It can be described concisely:
;; A number, i prefix, e marks the end
i10e ;; 10
;; A string, <length>: prefix. Length is bytes (for unicode)
4:spam ;; "spam"
6:poop💩 ;; "poop💩" the unicode symbol is 2 bytes
;; A list, l prefix, e marks the end, elements nest
li1ei2ei3ee ;; [1 2 3]
l4:spami2ei3ee ;; ["spam" 2 3]
;; An associative array (hash map)
d3:foo3:bari1e4:spame ;; {"foo" "bar", 1 "spam"}
This provides a very simple format for reading data structures over the network. Other transports exist such as drawbridge, a HTTP transport; and nrepl-hornetq which provides a HornetQ transport for tools.nrepl server.

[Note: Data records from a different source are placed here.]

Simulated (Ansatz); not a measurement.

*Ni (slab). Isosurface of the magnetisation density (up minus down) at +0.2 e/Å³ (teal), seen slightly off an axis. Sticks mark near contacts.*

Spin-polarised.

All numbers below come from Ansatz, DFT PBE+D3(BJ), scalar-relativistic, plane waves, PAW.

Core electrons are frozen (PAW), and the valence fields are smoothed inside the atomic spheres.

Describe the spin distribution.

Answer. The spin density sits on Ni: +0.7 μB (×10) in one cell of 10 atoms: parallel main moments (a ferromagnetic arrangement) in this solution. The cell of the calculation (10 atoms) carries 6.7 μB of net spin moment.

Each client has to support the various transports natively within it. Some clients are open to extension, but the primary transport remains bencode over tcp. I don’t doubt this is related to the high cost of rewriting multiple transports for each client.
Messages
A message is simply a map; there are two kinds of message, a request and a response. There are common keys in a request message:
-
id: Is a unique id for the message, that should be included in the request message. Responses relating to this request should also include this same id.
-
op: Specifies what to do. In a way, it’s specifying which handler to run;
eval
is a common operation, as isstdin
. -
session: This specifies an id which relates to a set of thread bindings. I’ll cover this in more detail later.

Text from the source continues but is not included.